The brain consumes about 20% of our body's energy, yet weighs only about 2% of the average adult's weight. This disproportion in energy consumption makes our brain an avid lover of shortcuts. When we repetitively perform a task, our brain streamlines the process, minimizing the effort and energy required. This is how we transition from stumbling through a task to performing it seamlessly, almost robotically. It's like our mind creates a mental 'macro' for tasks we've mastered – one push of a button, and a series of actions are executed flawlessly.

System 1 vs. System 2

Kahneman elegantly breaks down human cognition into two systems: System 1 (fast, intuitive, automatic) and System 2 (slower, deliberate, analytical). As we hone our skills and gravitate toward unconscious competence, we're essentially moving tasks from the jurisdiction of System 2 to System 1.

System 1 is our default operating mode. It’s efficient, requiring less cognitive effort and energy. And while this is a boon when we need to make split-second decisions or perform familiar tasks without expending unnecessary mental energy, it's not without its pitfalls.

Our brain's desire for efficiency can, at times, lead us astray, however. In relying too heavily on System 1, we can become susceptible to cognitive biases and overconfidence. For instance, when faced with a unique problem that resembles a familiar one, System 1 might compel us to apply the same solution without critical evaluation, leading to errors in judgment.

Furthermore, as we become more adept at specific tasks and rely on our automatic processes, we might overlook nuances or new methods. The brain's love for patterns in an attempt to steer us away from danger can ironically sometimes mislead us, making us see patterns even when none exist, and leading towards danger.

Fortifying Ourselves with Awareness

Being forewarned is forearmed, the old adage goes.

Understanding the neuroscience behind unconscious competence can act as the first line of defense against its potential dangers. To combat our own competent biases, we should try to do some of the following as often as possible:

Intentional Slowness: It can be uncomfortable to sit in the midst of a perplexing decision or conversation, especially when we urgently want to move on. Those moments deserve patience and a disciplined slowness to create a habitual practice of discovery, dialogue, and learning.

Cultivate Mindfulness: Being mindful that we do not live in a static world and that our current context is not our previous context is a powerful perspective to attempt to live in at all times. Intentionally focusing on what might have changed or be actively changing can sometimes bring to light the automaticities we've developed.
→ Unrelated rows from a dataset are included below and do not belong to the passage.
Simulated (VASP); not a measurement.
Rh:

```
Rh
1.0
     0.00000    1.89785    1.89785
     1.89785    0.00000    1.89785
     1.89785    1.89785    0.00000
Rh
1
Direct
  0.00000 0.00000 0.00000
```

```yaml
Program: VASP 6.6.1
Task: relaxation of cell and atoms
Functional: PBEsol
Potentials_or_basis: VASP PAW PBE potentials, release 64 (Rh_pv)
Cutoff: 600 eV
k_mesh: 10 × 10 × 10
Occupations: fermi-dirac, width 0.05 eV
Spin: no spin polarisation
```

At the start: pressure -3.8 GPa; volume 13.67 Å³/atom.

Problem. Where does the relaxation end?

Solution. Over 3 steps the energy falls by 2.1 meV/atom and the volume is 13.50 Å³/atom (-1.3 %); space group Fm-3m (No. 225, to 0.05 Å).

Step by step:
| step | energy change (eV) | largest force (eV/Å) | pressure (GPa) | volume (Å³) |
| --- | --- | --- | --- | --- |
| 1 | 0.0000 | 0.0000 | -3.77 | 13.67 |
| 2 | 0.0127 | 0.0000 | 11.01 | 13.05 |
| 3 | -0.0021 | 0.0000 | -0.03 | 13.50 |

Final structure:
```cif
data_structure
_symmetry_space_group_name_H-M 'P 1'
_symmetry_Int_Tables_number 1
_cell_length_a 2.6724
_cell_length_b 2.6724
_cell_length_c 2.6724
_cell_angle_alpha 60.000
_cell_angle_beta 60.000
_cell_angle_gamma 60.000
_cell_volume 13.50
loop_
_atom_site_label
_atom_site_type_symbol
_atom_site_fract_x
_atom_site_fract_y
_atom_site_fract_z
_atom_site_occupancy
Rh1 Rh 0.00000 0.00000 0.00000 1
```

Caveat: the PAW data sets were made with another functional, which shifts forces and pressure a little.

Continuous Curiosity: By challenging ourselves with new situations or revisiting familiar scenarios with a fresh perspective, we can jolt our brain out of autopilot. Working to make our default response to stimulation high quality questions can help us better navigate new yet seemingly familiar territory.

Encourage Dissent: Most importantly, we should seek to foster an environment of dissent amongst our peers to ensure new or better perspectives aren't overlooked. Whether the top CEO or an individual contributor, we should all desire to cultivate a community that knows we are open to being challenged, and hold our own opinions loosely when presented with valid conflicting data.

In the end, our acquisition of experience, skills, and knowledge is a wonderful gift that truly does empower us to be more successful in future contexts. But if we aren't careful, our subconcious mind can blind us from better options, the insights brought in conflicting opinions, and stifle our own growth journeys.